The Idol is a recurring item in the Chzo Mythos. A crude wooden effigy carved by an African slave as a reward for being rescued, it is indelibly linked to the soul of John DeFoe, which it contains. Any who touch the idol are possessed by the spirit of John DeFoe; the possession lasts until the one who touched it is incapacitated or kills another.

Appearances Edit

5 Days a Stranger Edit

The idol is first seen inside a bell jar in the trophy room of DeFoe Manor. Trilby, a cat burglar who has been trapped in the house by the vengeful spirit who possesses it, pays little heed to the idol upon first seeing it. Eventually, he discovers the idol's powers of possession and eventually uncovers part of its dark history; wrongfully blaming the death of his wife on his despised second son whom he had locked away, Sir Roderick DeFoe attempted to kill him using the idol; in this very moment, part of the soul of Sir Roderick's other son was placed within the idol. When the mansion is burned to the ground after the successful defeat of John DeFoe's resurrected body, it is later retrieved by thieves and sold on the black market.

7 Days a Skeptic Edit

The idol is found within the metal box recovered by the crew of the Mephistopheles. When the engineer Adam Gilkenny unwittingly opens the box, he finds the idol, along with an Apron, a Machete and a Welding Mask inside. Relived to find that there is nothing living inside the box, he leaves it alone. However, the spirit of John DeFoe is released and affects the mind of the ship's physician, Dr. William Taylor, who kills his crewmembers in order to make a vessel for the spirit of John DeFoe. Eventually, Johnathan Somerset is the only crewmember left alive. After escaping Dr. Taylor's bid to kill him and take his eyes, John DeFoe orders Dr. Taylor to remove his own eyes to finish his monstrous creation. Resurrected, John DeFoe stalks the ship in search of Johnathan, who manages to trick him into walking onto the radio masts, which are deployed, stabbing him. The idol is dropped, and Johnathan throws it into the ship's external exhaust, incinerating it and ending John DeFoe. Shortly thereafter, the EFS Charisma boards the Mephistopheles, recognizing Jonathan Somerset as being one Malcolm Somerset, the son of the real Jonathan Somerset, whom he had murdered at the behest of the Caretaker. Unbeknownst to Malcolm, the destruction of the idol, which was the Caretaker's reason for influencing his actions, is part of the fulfillment of the Prophecies of Chzo.

Trilby's Notes Edit

Seeking the idol in order to prevent further calamity caused by the vengeful ghost of John DeFoe, Trilby finds that the idol has been purchased by professor Abed Chahal, who has put it on display along with other artifacts in the Clanbronwyn Hotel on Clanbronwyn Island. Trilby, assuming the false identity of antiques dealer Terence Railby, travels to the hotel in order to talk the professor into selling it to him, that it may be locked away from others. The professor agrees to let Trilby have the idol after the conclusion of the antiques fair; in the meantime, it is being held in the hotel's safe. As they talk, Matthew DeFoe's painting is mentioned, and Trilby remembers seeing it in the hotel lobby. He leaves the room to head for the lobby; however, he is influenced by his negative thoughts, causing the reality to shift, transporting Trilby to a dark, grisly and haunted parallel version of the Clanbronwyn Hotel. Exploring the dark hotel, Trilby comes across an envelope from Peter Lenkmann, an agent of the Ministry of Occultism whom he met earlier. Inside the envelope is a bottle of tranquilizers, which Trilby ingests to ease his mind and return to the light world. Trilby cracks the hotel safe, but finds no idol within. Traveling between the dark and light worlds, Trilby uncovers the history of the idol by touching relevant objects; the tree from which it was created once held the soul of Cabadath, a Celtic druid who attempted to summon the pain elemental Chzo and make him his servant. Unfortunately for Cabadath, Chzo proved much too strong and instead, tranported him to his World of Magick.
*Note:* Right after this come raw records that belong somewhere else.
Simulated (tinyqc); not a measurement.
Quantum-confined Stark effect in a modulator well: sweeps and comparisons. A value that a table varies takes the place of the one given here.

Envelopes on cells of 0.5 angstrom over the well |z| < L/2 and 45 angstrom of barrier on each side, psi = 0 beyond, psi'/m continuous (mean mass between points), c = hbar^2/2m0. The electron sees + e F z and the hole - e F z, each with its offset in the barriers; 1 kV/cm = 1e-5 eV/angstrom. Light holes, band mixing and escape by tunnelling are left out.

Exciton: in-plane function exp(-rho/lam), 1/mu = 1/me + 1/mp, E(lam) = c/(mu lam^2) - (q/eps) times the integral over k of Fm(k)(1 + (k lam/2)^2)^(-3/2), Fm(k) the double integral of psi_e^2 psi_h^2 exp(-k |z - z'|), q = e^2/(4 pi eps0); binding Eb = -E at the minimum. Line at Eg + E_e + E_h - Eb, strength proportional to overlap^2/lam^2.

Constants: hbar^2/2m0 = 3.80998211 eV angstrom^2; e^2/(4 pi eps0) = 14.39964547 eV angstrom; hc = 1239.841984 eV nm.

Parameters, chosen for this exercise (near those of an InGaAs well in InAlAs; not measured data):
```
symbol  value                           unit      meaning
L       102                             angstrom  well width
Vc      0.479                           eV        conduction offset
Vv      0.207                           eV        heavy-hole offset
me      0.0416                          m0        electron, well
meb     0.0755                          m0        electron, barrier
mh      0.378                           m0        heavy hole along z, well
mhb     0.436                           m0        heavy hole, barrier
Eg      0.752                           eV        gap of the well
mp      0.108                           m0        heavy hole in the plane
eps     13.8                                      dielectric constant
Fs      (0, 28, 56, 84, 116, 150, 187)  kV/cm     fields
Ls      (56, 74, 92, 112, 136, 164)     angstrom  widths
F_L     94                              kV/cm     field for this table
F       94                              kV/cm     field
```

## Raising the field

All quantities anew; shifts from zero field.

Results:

Throughout many centuries, Cabadath was tortured and put through tremendous amounts of pain, transforming him into an elongated mockery of a man. His soul was placed in a tree growing where his house once stood. It was eventually cut down and its materials were used for several objects, such as The Unicorn, a harpsichord and crates for transport, all of which incurred the wrath of Cabadath. A rescued African slave, M'Bouta, unwittingly carves a wooden idol from an O'Malley shipping crate, causing his death at the hands of Cabadath. The idol eventually passed into the hands of the explorer Roderick DeFoe, who would later use it in an attempt to kill his despised other son. As a result, his son's spirit was sealed inside the idol, along with the spirit of Cabadath, making him Cabadath's servant wraith. In this moment, Roderick DeFoe's other son was made the Bridgekeeper, the one prophesized to be the creator of the bridge between the worlds of Magick and Technology when his Body, Soul and Mind are destroyed.

Underneath the dark hotel, Trilby finds the stump of the tree that held Cabadath's soul; the center of the reality shift, where there is a constant shift between the light and dark worlds. Here, he encounters Lenkmann, who reveals himself to be an agent of the mysterious Order of Blessed Agonies, a masochistic pain cult who worship Chzo and work, in secret, to fulfill the prophecies. Seeking to bring Cabadath into the World of Technology, Lenkmann stabs Trilby, planning to use him as a sacrifice for Cabadath upon his arrival. Additionally, he reveals that it was he who took the idol, planning to return it to the tree from whence it came. In the meantime, however, Trilby dies, incurring the wrath of Cabadath, who takes his anger out on Lenkmann and leaves to assume leadership of the Order of Blessed Agonies. After being mysteriously revived, Trilby awakens next to the idol. With some help from the government, the idol along with John DeFoe's other possessions are launched into space, hopefully preventing them from causing more harm.